Office of Labor-Management Standards (OLMS)
U.S. Department of Labor
Employment Standards Administration
Office of Labor-Management Standards
Cleveland District Office
1240 East Ninth Street
Cleveland, OH 44199
(216)357-5455 Fax: (216)357-5425
January 3, 2008
Mr. Tom Stecion, Financial Secretary
Steelworkers Local 1170
4508 Minor Rd
Copley, Ohio 44321
LM File Number: 012-340
Case Number: ||||||||||
Dear Mr. Stecion:
This office has recently completed an audit of under the Compliance Audit Program (CAP) to determine your organization’s compliance with the provisions of the Labor-Management Reporting and Disclosure Act of 1959 (LMRDA). As discussed during the exit interview with you and President Reginald Frederick on December 19, 2007, the following problems were disclosed during the CAP. The matters listed below are not an exhaustive list of all possible problem areas since the audit conducted was limited in scope.
Title II of the LMRDA establishes certain reporting and recordkeeping requirements. Section 206 requires, among other things, that labor organizations maintain adequate records for at least five years by which each receipt and disbursement of funds, as well as all account balances, can be verified, explained, and clarified. As a general rule, labor organizations must maintain all records used or received in the course of union business.
For disbursements, this includes not only original bills, invoices, receipts, vouchers, and applicable resolutions, but also documentation showing the nature of the union business requiring the disbursement, the goods or services received, and the identity of the recipient(s) of the goods or services. In most instances, this documentation requirement can be satisfied with a sufficiently descriptive expense receipt or invoice. If an expense receipt is not sufficiently descriptive, a union officer or employee should write a note on it providing the additional information. For money it receives, the labor organization must keep at least one record showing the date, amount, purpose, and source of that money. The labor organization must also retain bank records for all accounts.
The audit of Local 1170’s records for the fiscal year ending December 31, 2006 revealed the following recordkeeping violations:
1. Reimbursed Expenses
Local 1170 failed to maintain vouchers or any type of supporting documentation for checks ||||| through |||||, with the exception of checks ||||| and |||||. Many of the checks written in 2006 that did have vouchers did not have the proper receipts attached for verification of the expense. For example, check ||||| did not have receipts attached for the audit meal, office supplies and postage. In addition, checks ||||| & ||||| did not have receipts attached for the hotel expense reimbursements.

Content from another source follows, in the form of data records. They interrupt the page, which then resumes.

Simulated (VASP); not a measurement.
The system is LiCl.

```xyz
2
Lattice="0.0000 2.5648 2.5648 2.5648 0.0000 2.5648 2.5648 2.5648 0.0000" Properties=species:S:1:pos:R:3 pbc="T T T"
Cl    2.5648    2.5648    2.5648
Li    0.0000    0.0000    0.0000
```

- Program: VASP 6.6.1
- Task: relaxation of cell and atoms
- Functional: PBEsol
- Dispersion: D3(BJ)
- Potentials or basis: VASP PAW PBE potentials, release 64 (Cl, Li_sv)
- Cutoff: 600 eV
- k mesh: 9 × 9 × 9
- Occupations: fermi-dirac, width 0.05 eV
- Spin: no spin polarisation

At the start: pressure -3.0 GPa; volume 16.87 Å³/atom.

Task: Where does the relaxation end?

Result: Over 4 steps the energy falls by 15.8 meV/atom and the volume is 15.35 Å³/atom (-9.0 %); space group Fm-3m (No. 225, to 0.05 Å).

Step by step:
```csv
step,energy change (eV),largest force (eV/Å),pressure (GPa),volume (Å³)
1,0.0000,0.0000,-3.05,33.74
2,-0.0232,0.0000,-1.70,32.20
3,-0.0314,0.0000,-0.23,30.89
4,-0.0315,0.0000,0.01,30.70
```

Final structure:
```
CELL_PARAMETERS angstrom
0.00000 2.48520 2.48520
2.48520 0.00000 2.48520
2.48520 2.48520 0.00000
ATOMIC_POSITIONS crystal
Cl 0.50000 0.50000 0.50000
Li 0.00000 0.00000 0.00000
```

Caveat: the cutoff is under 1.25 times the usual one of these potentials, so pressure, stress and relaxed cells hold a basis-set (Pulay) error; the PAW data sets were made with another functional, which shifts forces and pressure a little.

As previously noted above, labor organizations must retain original receipts, bills, and vouchers for all disbursements. The president and treasurer (or corresponding principal officers) of your union, who are required to sign your union’s LM report, are responsible for properly maintaining union records.
2. Lost Wages
Local 1170 did not retain adequate documentation for lost wage reimbursement payments to several of the union officers. The OLMS audit found that Local 1170 did maintain some of the lost wage vouchers; however, the officers did not identify on the lost wage vouchers the union business conducted. The union must maintain records in support of lost wage claims that identify each date lost wages were incurred, the number of hours lost on each date, the applicable rate of pay, and a description of the union business conducted.
3. Failure to Record & Maintain Receipts
Local 1170 did not record in its cashbook several of the direct deposits received from the International for a total of $7,553.18. Additionally, the union failed to maintain 27 out of 41 dues deposit detail from the International. The union also failed to maintain any deposit records for a January 2006 deposit for $140.02. Union receipts records must include an adequate identification of all money the union receives. The records should show the date and amount received, and the source of the money.
Based on your assurance that Local 1170 will retain adequate documentation in the future, OLMS will take no further enforcement action at this time regarding the above violations.
The audit disclosed a violation of LMRDA Section 201(b), which requires labor organizations to file annual financial reports accurately disclosing their financial condition and operations. The Labor Organization Annual Report Form LM-3 filed by Local 1170 for fiscal year ending December 31, 2006, was deficient in the following areas:
Item 14, audit or review of books, was erroneously marked “yes.” Audits performed by the union’s trustees or an audit committee are not considered the same as an outside accountant. Therefore, Item 14 should have been marked “no.”
2. Disbursements to Officers
Local 1170 did not report the names of some officers and the total amounts of payments to them or on their behalf in Item 24 (All Officers and Disbursements to Officers). The union must report in Item 24 all persons who held office during the year, regardless of whether they received any payments from the union.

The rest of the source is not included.